Zimbabwe is an agriculture-based country. If I had a dollar for every time I have heard these words I’d be set for a few years at least. Here’s the reality, Zimbabwe is an agriculture-based economy and that should not only be good news to farmers. It also means cheaper produce which is a bonus if you have a business that uses agricultural produce as raw materials. One such business is that of making preserves from fruits and/or vegetables. This includes a wide variety of food items we have become accustomed to using daily including chillies, sauces, preserves, jams, pickles, jellies and purees. What we will discuss in this article is the different type of preserves that you can venture into the business of making.
The terminology can get quite tricky when discussing these preserves so I will try not to get you confused and bogged down in definitions. Collectively we will refer to all of these as preserves because they ultimately preserve food in one way or another. The rest of the definitions will be given as per item. Preserves are a great way for those who are producing fruits and vegetables to embark on value addition to their produce. However, these business ideas can still be applied as completely new standalone business ideas.
Might as well start with my favourite of the bunch. Chilli in this case refers to chilli sauces that are a whole lot easier to make than one would think. That said a good chilli sauce recipe is all about balance and its not just a matter of packing in as much chilli as you can. Birdseye chillies, cayenne chillies, serrano, jalapeno, habanero and many other types of chilli which are popular for sauces grow quite easily and do not require a lot of space. You can make these either as pre-cooking marinades or after cooking sauces and you can find popularity with both. Chilli lovers are a motivated bunch so with the right recipe, you can build a loyal customer base.

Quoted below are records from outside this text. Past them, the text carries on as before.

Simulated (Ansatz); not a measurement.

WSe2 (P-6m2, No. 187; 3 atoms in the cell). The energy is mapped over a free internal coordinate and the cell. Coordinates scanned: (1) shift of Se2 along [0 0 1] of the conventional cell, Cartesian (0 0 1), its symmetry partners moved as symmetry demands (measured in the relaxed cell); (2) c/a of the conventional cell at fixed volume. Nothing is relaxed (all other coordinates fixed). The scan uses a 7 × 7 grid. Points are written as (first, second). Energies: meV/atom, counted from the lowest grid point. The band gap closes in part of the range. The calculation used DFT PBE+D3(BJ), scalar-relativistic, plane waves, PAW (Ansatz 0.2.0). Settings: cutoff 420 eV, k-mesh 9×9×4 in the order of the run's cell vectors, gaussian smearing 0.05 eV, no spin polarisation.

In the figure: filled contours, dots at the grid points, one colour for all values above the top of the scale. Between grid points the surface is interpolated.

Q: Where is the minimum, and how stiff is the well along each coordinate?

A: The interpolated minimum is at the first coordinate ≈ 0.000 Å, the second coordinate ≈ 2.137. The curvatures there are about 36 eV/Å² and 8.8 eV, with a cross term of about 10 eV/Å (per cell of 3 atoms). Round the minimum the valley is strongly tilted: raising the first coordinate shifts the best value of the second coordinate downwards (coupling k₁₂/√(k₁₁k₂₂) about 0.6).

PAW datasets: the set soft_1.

I would like to avoid a lengthy discussion on the differences between jams, jellies, marmalades and conserves. So let us agree that jams, marmalades and jellies are all roughly the same thing with the difference being the presence of fruit pulp. Jelly having none, jam having some pulp while marmalades contain large fruit chunks. Conserves we will talk about later. I have no empirical evidence to support this but I am going to ahead and say that Zimbabwe is a jam loving nation. Making jams is not as difficult as one would think and can really be done in your home with a pot. You may also need a strainer if you’re going for a jelly. There’s no limit to the fruits you can use pineapples, oranges, peaches, strawberries, melons, plums, grapes, gooseberries and raspberries all make great jams.
Pickles are made from both fruits and vegetables and are in almost all cases savoury. This is because the original items are preserved wither fermenting or immersion in vinegar, this is known as pickling. You will probably be familiar with pickled onions and cucumbers (commonly knows as pickles). But there is so much more you can do with pickling including mango atchaar, vegetable (cabbage) atchaar, radishes, beetroot and mushrooms. These are all available locally and in most cases abundantly.
Purees are basically what they sound like, you take an item into a food processor, blender or other implements that produce a smooth paste from your food items. I guess we are all familiar with tomato puree but there are so many more purees out there that we may not be familiar with. Hummus (chickpeas), sweet potato, banana, butternut, sauerkraut (cabbage)and a whole lot more. These are popular for baby food and in healthy food circles among other things. Many of these purees do not involve any complicated cooking methods to make them. Zimbabwe is a tomato loving and rich nation, consider making passata which is roughly pureed tomatoes but not reduced as would be in a traditional tomato puree.
Conserves are similar to jams in many ways. They include fruit that is cooked with sugar. The big difference is that conserves feature a whole lot more including nuts, spices and other additional ingredients. Conserves also differ from jams in that they may contain a mix of fruits as opposed to the single note nature of most jams. So with that definition you can take the fruits we said could be used in jams and mix and match or add ingredients to come up with some pretty awesome conserves. Conserves will feature chunks of fruit which makes them more desirable than jams and jellies.
Zimbabwe has a lot of fruits that can make for exciting preserve products. There really is no reason we don’t have a mazhanje (wild loquat) or madhorofiya (prickly pear) jam in 2021.